Nygaard: That's right. That's right.

Beckworth: Yeah. No, I've had Fed officials reach out to me anonymously saying, "Hey, we're following the podcast." I've even had some reach out to me. And these are more senior staffers that say you got it wrong Beckworth, this is what it really means. So I have gotten some feedback from some senior Fed officials on this. Going back to the MMT group, and I don't want to spend too much time on them. But as I mentioned, what they've done well is market themselves. And I think some of the intense blow backer anger that we saw these past few days in response to that, a lot of it came from like what I'd say mainstream economists. I consider myself a mainstream economist, but like academics, one particular gentleman from MIT was very, very, I'd say nasty in his comment on this piece.

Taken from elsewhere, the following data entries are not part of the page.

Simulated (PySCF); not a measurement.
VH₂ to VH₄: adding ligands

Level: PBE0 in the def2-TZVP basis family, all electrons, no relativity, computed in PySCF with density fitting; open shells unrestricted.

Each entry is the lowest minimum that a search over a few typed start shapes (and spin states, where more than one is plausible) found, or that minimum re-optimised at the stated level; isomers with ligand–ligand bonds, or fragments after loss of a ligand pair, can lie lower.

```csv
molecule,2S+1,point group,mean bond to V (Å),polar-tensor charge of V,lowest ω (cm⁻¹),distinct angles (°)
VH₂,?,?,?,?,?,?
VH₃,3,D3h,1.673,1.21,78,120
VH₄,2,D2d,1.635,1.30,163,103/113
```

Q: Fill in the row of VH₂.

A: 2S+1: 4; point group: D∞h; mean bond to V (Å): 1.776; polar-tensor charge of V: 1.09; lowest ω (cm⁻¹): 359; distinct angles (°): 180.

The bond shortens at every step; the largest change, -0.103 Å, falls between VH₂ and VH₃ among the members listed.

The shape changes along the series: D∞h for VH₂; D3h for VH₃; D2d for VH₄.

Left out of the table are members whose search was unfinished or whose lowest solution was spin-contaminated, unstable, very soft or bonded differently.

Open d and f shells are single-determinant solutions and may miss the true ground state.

Beckworth: And I can't help but think that maybe some of the angst there is related to the fact that MMT is so successful at communicating and maybe writing in the top five journal doesn't have the influence it once did because the internet has opened up the doors for anyone who has something thoughtful, interesting to say, right? So as I've said before in another podcast, one reason I do this podcast, and one reason I work at the Mercatus Center is it allows me to get past the gatekeepers of the profession in a way that I would not have otherwise been able to do. So I do think it's important if you've got something to say, you've got to take all approaches, you've got to make a statement out there. So I'm glad to hear you think the same thing and have had the similar experience.

Nygaard: Yep. And that'll be... Yeah. And that's the thing, right? So this is, I'd make one more comparison on this, I guess is if I think of each Governor, each new Governor having important impact on the committee, even just by shifting maybe what the hackers or dovish to oversimplify member is by shifting who that is can have an impact. I think it does have a similar impact of what's the discussion and Twitter just has happened to be normally actually a very good place for these kind of... It crossed the line, I think this past weekend to being not good, but most of the time it's actually a pretty good place for these discussions. And then specifically to the point of like applaud to the MMT folks is you're absolutely right that they have got the media down.

Nygaard: I think Matt Levine, who I just also just love the way he writes, his take on this I think was I guess if you absolutely had to choose between a theory that has coherent equations and testable models versus really great memes is his one was maybe you should choose the one with great memes, because in pausing can you make that social movement such that the voters in Congress or the Governors has not? I think that's obviously oversimplified, but it comes to your point as well that that is a really valuable skill and the economics profession writ large would do well thinking about how do you talk about what you study and how do you make it salient and important? How do you tie it to real life?

Beckworth: Well, great. On that note, our time is up. Our guest today has been Kaleb Nygaard. Kaleb, thank you so much for coming on the show.

Nygaard: It's been a delight, David. Thank you.